While this was debated, preparations were already underway for challenging the
ordinance before the Supreme Court. On Sunday, 20th July 1969 (one
day after the ordinance was promulgated), the legendary Nani Palkhivala took a flight
to Delhi.
As Soli
Sorabjee and Arvind Datar write in Nani Palkhivala: The Courtroom Genius,
the writ petition to challenge the ordinance was drafted and finalized by Palkhivala
a few hours after his arrival.[2]
It was filed in the Supreme Court on Monday, 21st July 1969, which
was less than 48 hours after the ordinance had been promulgated. The petitioner
before the Supreme Court was Rustom Cavasjee Cooper.
R.C. Cooper
was a Director and shareholder in the Central Bank of India. He was also a
shareholder in Bank of Baroda and Bank of India Ltd. All of these 3 banks had
been nationalized under the ordinance. The Supreme Court granted an interim
order on Tuesday, 22nd July, and restrained the Government from removing
the Chairmen of all the banks which had been nationalized.
As the
Supreme Court was seized of this petition, the ordinance was replaced by the Banking
Companies (Acquisition and Transfer of Undertakings) Act, 1969 (‘the Nationalization
Act’) - which was passed in Parliament on 8th August. The
Supreme Court subsequently began hearing arguments on the unconstitutionality
of the Nationalization Act, and the ordinance which preceded it. While
Palkhivala advanced several arguments, let us briefly discuss two of his main
arguments. Palkhivala first contended that the compensation that was being paid
to erstwhile shareholders of the 14 banks was severely inadequate.
He argued
that this was in violation of Article 31, under which the State had an
obligation to pay full and adequate compensation while acquiring property. He
also contended that the Nationalization Act violated Article 19(1)(f), which
had conferred the right to acquire, hold and dispose off property. (Both
Article 31 and 19(1)(f) were subsequently repealed through the 44th
Amendment in 1978).
Palkhivala’s
other key argument was based on Article 14, where he contended that there was
hostile discrimination against these 14 banks - as they were prevented from carrying
on banking business after being nationalized. He argued that other banks which
had not been nationalized were not subjected to this disqualification, and even
foreign banks were allowed to carry on banking business.
After
hearing arguments, the Court delivered its verdict on 10th February 1970,
which was less than 7 months after Indira Gandhi’s decision to promulgate an
ordinance on a Saturday.[3]
The majority opinion was delivered by Justice J.C. Shah. While Justice Shah upheld
Parliament’s legislative power to nationalize banks as a whole, he concluded
that the Nationalization Act failed to pass constitutional scrutiny.
He accepted
Palkhivala’s argument on violation of Article 14, 19(1)(f) and 31. Significantly,
the Court also overruled two principles laid down in A.K. Gopalan v. State of Madras
(1950). In A.K. Gopalan, the majority led by Chief Justice Kania
held that each fundamental right was mutually exclusive, and had to be looked
at independently from other fundamental rights.
The
majority also held that while determining whether a law violated any fundamental
right under Part III of the Constitution, the Court would have to examine the
object of the law, and not the effect that the law has on fundamental rights. Justice
Fazal Ali did not agree with the majority, and took the view that every fundamental
right is not a separate compartment, and that all fundamental rights are
mutually interdependent. Justice Fazal Ali’s dissenting view was upheld 20 years
later by the majority in R.C. Cooper.
The
majority in R.C. Cooper overruled Chief Justice Kania’s view and conclusively held
that fundamental rights were mutually interdependent, and not mutually exclusive.

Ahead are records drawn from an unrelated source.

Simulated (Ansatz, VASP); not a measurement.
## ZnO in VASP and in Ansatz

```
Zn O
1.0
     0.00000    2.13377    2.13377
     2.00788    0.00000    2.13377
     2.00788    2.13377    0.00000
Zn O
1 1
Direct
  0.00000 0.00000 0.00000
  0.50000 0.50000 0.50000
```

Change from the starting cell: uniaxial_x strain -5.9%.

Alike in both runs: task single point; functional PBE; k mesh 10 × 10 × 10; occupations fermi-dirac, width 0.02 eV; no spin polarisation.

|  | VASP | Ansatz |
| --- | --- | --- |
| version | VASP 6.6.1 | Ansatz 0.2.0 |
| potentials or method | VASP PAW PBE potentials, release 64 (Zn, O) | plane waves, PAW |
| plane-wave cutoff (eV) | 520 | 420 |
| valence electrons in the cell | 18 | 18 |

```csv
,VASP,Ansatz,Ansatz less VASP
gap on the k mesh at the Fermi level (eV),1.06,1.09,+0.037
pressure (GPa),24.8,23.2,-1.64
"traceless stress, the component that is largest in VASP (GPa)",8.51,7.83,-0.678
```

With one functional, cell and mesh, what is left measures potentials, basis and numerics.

In other words, a law that was challenged as violative of 31 could also be
violative of Article 19(1)(f), or Article 14, as none of these rights should be
looked at as isolated compartments.
The majority
also held that while examining whether a law violates fundamental rights, the
Court shall have to scrutinize the effect that the law has on fundamental
rights, and not the object that the State sought to achieve. Hence, two aspects
of the Chief Justice Kania’s decision in A.K. Gopalan were overruled 20 years later,
and the fundamental rights chapter was made permanently stronger.
This judgment
laid down the foundation stone for Justice Bhagwati’s opinion in Maneka Gandhi v. Union of India,
where it was held that Article 14,19 and
21 formed a golden trinity, and that any law which is challenged under Article
21 should also meet the tests reasonableness under Article 14 and 19. This also paved the way for reading in unenumerated rights into Part III, such as the right to privacy and the right to food. Justice
Fazal Ali’s dissent hence became the starting point for a more progressive
interpretation of the fundamental rights chapter.
The
decision in R.C. Cooper was however not unanimous. Justice A.N. Ray
dissented from the majority and upheld the Nationalization Act. Ironically,
three years later, Justice A.N. Ray was appointed as the Chief Justice of India
by superseding Justices Shelat, Grover and Hegde, who were above him in the
order of seniority. This was after Justice Ray held in favor of the Government
in the Keshavananda Bharati case, and was the first instance where senior
judges were superseded for the post of Chief Justice of India.
Following
the decision in R.C. Cooper, the Central Government was forced to pass a
fresh bank
nationalization legislation in Parliament. This acquisition of the ownership
of 14 banks has not been undone until today, despite severe criticism of the
corruption and inefficiency that plagues the public sector banking system. Even
the Modi Government does not seem to have any plan to undo all of the changes
brought about in 1969, despite enjoying a majority in Parliament. Bank
nationalization has hence effectively acquired a level of permanence in our economic
polity.
Another significant
aspect to note here is the duration within which this judgment was delivered –
which was less than seven months after Indira Gandhi decided to take the
ordinance route. This can be contrasted with the situation we have in the
Supreme Court as of today. The petitions challenging the constitutionality of
the Citizenship Amendment Act, which was passed in December 2019, has not even
been listed for a hearing. Even the challenge to the Article 370 amendment and
the Jammu & Kashmir Reorganization Act, 2019 has met a similar fate, almost
one year after they were passed in Parliament on 5th August 2019.
While R.C.
Cooper’s overruling of A.K. Gopalan still forms the pillar of our
fundamental rights chapter, the speed and alacrity with which significant constitutional
cases must be heard and adjudicated is another takeaway that we should remember.
[1] Granville Austin, Working a Democratic
Constitution: A History of the Indian Experience, Pg. 215.
[2] Soli Sorabjee and Arvind Datar, Nani Palkhivala:
The Courtroom Genius, Pg.60.
[3] The then Chief Justice of India, M Hidayatullah,
could not be a part of the Bench as he was sworn in as the Acting President of
India on 20th July 1969. This was after V.V Giri demitted office as Acting
President - to contest as a candidate in the upcoming Presidential elections.